Trailing Clouds of Glory

14
January, 2023
Kiana Sarmadi, Blog Correspondent
Kiana Sarmadi is a writer based in Ontario, Canada.

Beneath the ordered cerebration of waking hour, beyond the sober images reeling before us, lurks a chimera of hypnagogic mirages and mauve phantoms. It is the shadowland where illicit lovers, infertile mothers, and poets embrace their ghosts and mourn their unborn. Women find themselves thrown into this dim realm of flickering forms at that late hour when the departure of their men abandons them to anxious conjectures of a life that could even now turn in their womb and mould into flesh with the ripening of time.

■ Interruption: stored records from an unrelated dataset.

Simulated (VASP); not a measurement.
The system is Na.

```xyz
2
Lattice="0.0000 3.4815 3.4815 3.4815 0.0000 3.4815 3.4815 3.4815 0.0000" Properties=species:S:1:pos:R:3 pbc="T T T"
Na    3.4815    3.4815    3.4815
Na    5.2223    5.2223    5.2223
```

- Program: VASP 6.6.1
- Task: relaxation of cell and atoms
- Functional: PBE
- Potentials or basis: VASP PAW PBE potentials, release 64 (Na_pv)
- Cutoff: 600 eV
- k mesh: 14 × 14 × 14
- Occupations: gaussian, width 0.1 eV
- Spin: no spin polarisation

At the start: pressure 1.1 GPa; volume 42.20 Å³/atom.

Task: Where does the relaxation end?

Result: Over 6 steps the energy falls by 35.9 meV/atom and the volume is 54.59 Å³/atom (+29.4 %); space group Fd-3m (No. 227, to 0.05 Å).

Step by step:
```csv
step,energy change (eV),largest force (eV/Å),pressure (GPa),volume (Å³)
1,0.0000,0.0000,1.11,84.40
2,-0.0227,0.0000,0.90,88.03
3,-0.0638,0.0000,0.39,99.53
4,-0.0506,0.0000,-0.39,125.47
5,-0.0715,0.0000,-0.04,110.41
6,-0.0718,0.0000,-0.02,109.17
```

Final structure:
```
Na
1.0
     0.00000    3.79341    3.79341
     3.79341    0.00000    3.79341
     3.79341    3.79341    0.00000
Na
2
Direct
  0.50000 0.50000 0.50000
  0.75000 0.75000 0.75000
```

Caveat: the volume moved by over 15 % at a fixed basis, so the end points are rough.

Names, faces, gestures soar above them and each flutter briefly on the bedroom wall. It would be the offspring of late February, a child of faltering sun and icy roads or would it be born in April, the season of starling murmurations and daffodils? In this state of tenuous half-realizations, a thousand men and women are born and die. These half-mothers name and rename, weave and unweave the little apparitions like their needlework and discard them entirely with the first sharp pang of the lucidity of an empty womb. 

But when from time to time a ghost is made flesh it still lives in that shadowy world. His life is never simply his own; he is ‘thrown into the middle of things’, in medias res, and will die in mediis rebus—a brief anecdote, an aside, or a distilled essence of a moment in the lives of others. 

Is it a wonder then, that a mother’s instinct is forever tinged with a slight pernicious lust for preserving her child, like a lepidopterist pinning a precious specimen inside a frame, in that most ‘pure’ form of the earliest decades of his life, unspoiled by influence of persons other than herself?

He runs in parallel streams of time—clayed differently in each, even as he breathes and grows in this world where linearity and continuity are the soul. His future, his progeny, the ghosts of his unlived lives are forever tied and minced through his mother’s vision. The invisible chains that bind them never entirely break with the distance that separates them as the child grows into a man. An eidolon of his mother’s dreams blossoms within him. The path he treads is haunted by her instinct to ensnare and capture a moment of her life; to cement her to her beloved, mend her defects, birth herself anew or an image of her beloved reflected in a fresh face. His soul carries the remnants of her buried desires and mimics them by pouring them into another legion of ghosts, ready to rise and repeat.   

In a letter from Cassis, Vanessa Bell teasingly writes of this very same maternal instinct to her sister:

I sit with moths flying madly in circles around me & the lamp. You cannot imagine what it’s like. One night some creature tapped so loudly on the pane that Duncan said ‘Who is that?’ ‘Only a bat’ said Roger ‘or a bird’, but it wasn’t man or bird, but a huge moth—half a foot, literally, across. We had a terrible time with it. My maternal instinct which you deplore so much, wouldn’t let me leave it.

They both knew the instinct was not to save the creature but to repeat the butterfly hunting habits of the Stephen parents. When Virginia became preoccupied with her future novel (The Waves), ‘The Moths’ was the first title she thought of choosing. Although the episode from Vanessa’s letter never found its way in the book, the echo of beating wings and blind desire reverberates through the children’s speeches. 

A looming sense of the end, of definite inevitable blows booming in the distance, is the dark force behind the impulse. The end is not only a figure for our own death but the cessation of an affair, an era, a ‘generation’. Children are their fathers’ second chance in life, as if the parents can start again through their child’s cycle; they are the tired mnemonic phantoms of their parents’ intimacy, relics of an epoch. 

Like a clock that is wound up anew to repeat the same tune, a generation begets another in the hope of repenting its sins and prolonging its memory. The anguish of sunken millennia, writes Peter Zapffe in his essay “The Last Messiah”, beat against the new generation. The suffering of his father passes into him through the gate of his empathy; every event sneer at his demand for justice, the principle he holds most dear. So, these trailing clouds of glory, the heavenly bodies stretched from that realm of shadows to the pulsating mass of limbs that ensnare them, grow into another millennia, step into another mirror, and emerge into the same dream.